Personal immortality isn’t the only function museums serve. They also preserve society’s collective memory, stitching together the histories of individuals into the larger fabric of cultural expression, be it through language, mode of living, tools, major events, achievements or failures. Because museums are scattered throughout the world, each can focus on the particular culture endemic to its locale, thus rooting a community more firmly to its geography, giving it not only a physical place to reside, but a spiritually meaningful one as well.
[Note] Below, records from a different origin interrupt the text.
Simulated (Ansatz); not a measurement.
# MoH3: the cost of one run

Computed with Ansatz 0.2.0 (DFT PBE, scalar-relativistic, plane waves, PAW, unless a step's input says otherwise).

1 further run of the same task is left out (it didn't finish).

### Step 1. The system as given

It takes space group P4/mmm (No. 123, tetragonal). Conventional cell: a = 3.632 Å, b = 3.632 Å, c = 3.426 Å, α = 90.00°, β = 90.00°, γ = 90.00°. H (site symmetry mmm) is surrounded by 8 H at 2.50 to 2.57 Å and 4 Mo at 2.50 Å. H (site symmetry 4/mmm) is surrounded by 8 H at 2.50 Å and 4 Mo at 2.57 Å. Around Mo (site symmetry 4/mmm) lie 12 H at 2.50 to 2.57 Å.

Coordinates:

Do not underestimate the importance of this institutional concentration of collective memory. While museums may give the appearance of being nonessential, when there is political or social unrest, museums are often among the first targets for destruction. The current upheaval in Egypt is a case in point. Reports of threats to Egyptian museums by looting and fire were ongoing via Twitter. Why are museums, which are supposedly trifling when it comes to balancing budgets, targeted? Partially because they contain monetarily valuable items, but when the situation involves one cultural group attempting to conquer another, the real goal is to erase the collective memory of the vanquished group. If that collective memory can be suppressed for long enough, the winners in a conflict can assimilate the losers and quash potential rebellion by submitting them to their own cultural mores. In light of this, museums don’t seem so inconsequential or disposable, do they?

But when there is a lack of funding, can’t we pick off the small museums and just save the big ones? Umm, no. Even an organization as large as the Smithsonian Institution, which actually operates several museum buildings, can’t do it all. All museums, out of necessity, must choose a focus. Larger museums, ones with a national or state scope, tend to save history on big events and personalities, those that have a wide-ranging effect on society. Small local museums are critical as a point of entry to immortality for average people. You don’t need to be a famous author, actor, or aviator to have your history saved at a local museum. It’s the web of interconnections between the lives of average individuals and larger-than-life individuals that creates our collective memory, a web that is built by the entire museum community.

Aside from immortality and the ­preservation of collective memory, ­museums can serve another highfalutin purpose, although they’re not used often enough for this in our estimation. The resources they hold can provide a foundation for future public policy.

For instance, communities throughout Minnesota are suffering the effects of massive cuts to Local Government Aid (LGA). While this might seem to be the best way to help the state balance its ­budget, why was the LGA program started in the first place? Did our forebears say, “Let’s create a costly, inefficient way to fund the needs of communities around the state,” or were they trying to do just the opposite? By dipping into the archival documents held at museums around the state, we might discover their intentions concerning the problems they were trying to solve. In cutting LGA, are we likely to resurrect the original problem or has the program outgrown its usefulness? Answering questions such as these about all sorts of public policy issues, from social services to health care to public education to stadium funding, would give us the necessary background to make effective decisions about current problems. Museums, therefore, can help us use the past to inform and shape the future. And that, along with immortality and collective memory, is plenty good.

By Mary Warner

Copyright 2011, Morrison County Historical Society
The article first appeared in the Morrison County Historical Society’s newsletter in 2011, Vol. 24, No. 1.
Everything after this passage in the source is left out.